She served as the chair of the committee that developed the College’s Center for Comparative Study of Race and Ethnicity and has served in a number of other administrative capacities. In 2011, she was appointed to served on the Environmental Protection Agency’s (EPA) Indigenous People’s Work Group, part of the EPA’s National Environmental Justice Advisory Council.
Grande is the founder and director of the Tecumseh Institute, a think tank for Native American and indigenous public policy and intellectual discourse. She serves as consultant-evaluator to the American Indian College Fund/Kellogg Foundation’s Wakanyeja Sacred Little Ones Early Childhood Education Initiative. She serves as a committee member on the National Education Taskforce’s Committee on Race and Ethnicity and is an advisory board member for the National Science Foundation and Oregon Museum of Science and Industry’s Generations of Knowledge: Traditional Environmental Knowledge. She was also named “Higher Education Multicultural Faculty of the Year” in 2004 by the Connecticut chapter of the National Association of Multicultural Education.

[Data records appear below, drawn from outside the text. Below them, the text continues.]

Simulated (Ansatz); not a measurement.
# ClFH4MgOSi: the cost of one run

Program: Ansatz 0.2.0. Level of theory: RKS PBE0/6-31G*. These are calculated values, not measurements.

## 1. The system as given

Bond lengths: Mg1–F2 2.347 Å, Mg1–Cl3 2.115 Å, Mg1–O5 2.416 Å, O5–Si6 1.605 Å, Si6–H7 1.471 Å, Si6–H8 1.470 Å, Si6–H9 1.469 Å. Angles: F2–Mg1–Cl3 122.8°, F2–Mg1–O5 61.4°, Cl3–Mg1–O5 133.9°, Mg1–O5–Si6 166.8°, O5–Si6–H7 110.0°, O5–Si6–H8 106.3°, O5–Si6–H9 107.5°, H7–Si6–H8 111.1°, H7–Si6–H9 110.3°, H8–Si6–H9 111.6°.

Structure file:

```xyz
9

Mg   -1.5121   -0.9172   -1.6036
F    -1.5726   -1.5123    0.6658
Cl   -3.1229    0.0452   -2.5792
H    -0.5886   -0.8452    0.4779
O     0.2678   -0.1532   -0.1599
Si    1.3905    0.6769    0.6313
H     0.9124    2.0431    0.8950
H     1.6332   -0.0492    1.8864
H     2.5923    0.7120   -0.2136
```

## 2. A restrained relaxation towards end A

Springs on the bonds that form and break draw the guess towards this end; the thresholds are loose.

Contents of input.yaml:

“Like Dr. King, Joumana is a person of deep faith who cares about rights and equity issues,” wrote a colleague who nominated Hajj for the award. She has held a variety of volunteer positions at her church, including director of religious education and youth group adviser. She cultivates the church’s charitable efforts and helps the children and teens understand their charitable responsibilities. And she served as a volunteer for Birth to Three, an organization that helps strengthen the capacity of families to meet the developmental and health-related needs of their infants and toddlers who have delays or disabilities.
At the College, Hajj has gone beyond the responsibilities of her position to expand opportunities for employees whose first language is not English and those who want to increase their literacy skills. To do that, she worked with New London Adult Education and the Office of Volunteers for Community Service (OVCS) to create classes at the College. She also assists with finding student tutors for dining services staff. Hajj also serves on a range of committees, advocating for employee safety and development. And she coordinates her department’s participation in community service and charitable endeavors.
Hajj’s nominator wrote, “Her efforts contribute significantly to people becoming productive members of their community.”
Jovanni Jauregui ’13
In nominating Jauregui for the award, a member of the College community compared his efforts to those of Dr. King, whose mission evolved to include economic justice as well as social justice. The nominator wrote of Jauregui, “Not only is he an invaluable member of this community, his commitment to the eradication of economic injustices, without ignoring the social universe which enables them, continues to inspire me.”
A gender and women's studies major, Jauregui is a longtime member and now president of Movimiento Estudiantil Chicano de Aztlan (M.E.Ch.A). He’s also very active in other campus organizations, including membership in Sprout, the student-run organic garden; C.Change, a student-run organization that raises money for local and national projects addressing poverty and health issues; La Unidad, an organization dedicated to promoting awareness of issues most pertinent to Latinos on campus and in the U.S.; and the Ballroom Dance Club.
“He may be soft-spoken, but his voice is heard and deeply considered by students, staff and faculty at this institution,” wrote his nominator.